CLAIRE McCALL DISCOVERS SUSTAINABILITY IS A KEY INGREDIENT AT WELLINGTON’S ORTEGA FISH SHACK & BAR
As a young child, Teresa Pert watched and absorbed the good-housekeeping tricks that her mother employed to feed a family of five for two nights on just one fish. What seems like mathematical magicking was the norm in this household where the catch of the day (and the day after) was hauled out of the waters around the Mahia Peninsula, an area of the country known to Māori as ‘the fish hook of Maui’.
Now, as the head chef at Wellington’s Ortega Fish Shack, Teresa brings those commonsense ideas to play, finding tasty ways to transform less-lovely fish bits into moreish morsels. “Once we’ve used the beautiful fillets on the menu, we make fish sammies – teeny sandwiches – from the flappy belly offcuts,” says restaurant manager Kim van Rijn. Reimagining fish dishes with a focus on sustainability, Ortega enjoy a close working relationship with providore Scott McNeil of Awatoru Enterprises. “He’s a local, a catcher and hunter himself and supplies us with all things ‘wild food’,” says Kim. “He has shaped the way a lot of businesses around here source their product.”
That includes introducing Ortega to Better Fishing in Hawke’s Bay, a husband-and-wife commercial fishing concern that has developed an innovative process for catching fish that allows juveniles to escape. This dramatically minimises byproduct waste.

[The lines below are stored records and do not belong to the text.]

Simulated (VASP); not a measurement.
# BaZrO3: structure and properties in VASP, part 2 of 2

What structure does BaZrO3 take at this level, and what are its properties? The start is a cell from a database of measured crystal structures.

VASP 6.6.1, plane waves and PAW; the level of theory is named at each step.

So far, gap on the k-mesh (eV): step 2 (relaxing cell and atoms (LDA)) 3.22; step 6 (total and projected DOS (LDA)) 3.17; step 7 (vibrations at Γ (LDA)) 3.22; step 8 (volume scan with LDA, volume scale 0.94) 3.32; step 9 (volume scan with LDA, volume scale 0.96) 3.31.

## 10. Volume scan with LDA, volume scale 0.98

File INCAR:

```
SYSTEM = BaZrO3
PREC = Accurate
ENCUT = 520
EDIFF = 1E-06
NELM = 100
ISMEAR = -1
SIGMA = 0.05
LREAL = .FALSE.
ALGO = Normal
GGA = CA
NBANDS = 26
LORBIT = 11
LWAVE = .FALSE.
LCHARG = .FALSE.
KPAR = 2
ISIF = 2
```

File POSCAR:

Another approach is to gently steer customers towards more sustainable alternatives. Or, like Mamma might say, to ‘get what you’re given’. The restaurant serves what is plentiful and available, so the menu morphs every day. “We don’t endeavour to source snapper just because that is what people are used to,” says Kim.
For the most part, diners are happy to be led, taking a leap of faith to try things that may be unusual – options such as kahawai sashimi where the fish is left to “sing in its natural state” or those now-famous, delicious fish sammies: an offering for the times with a very personal provenance.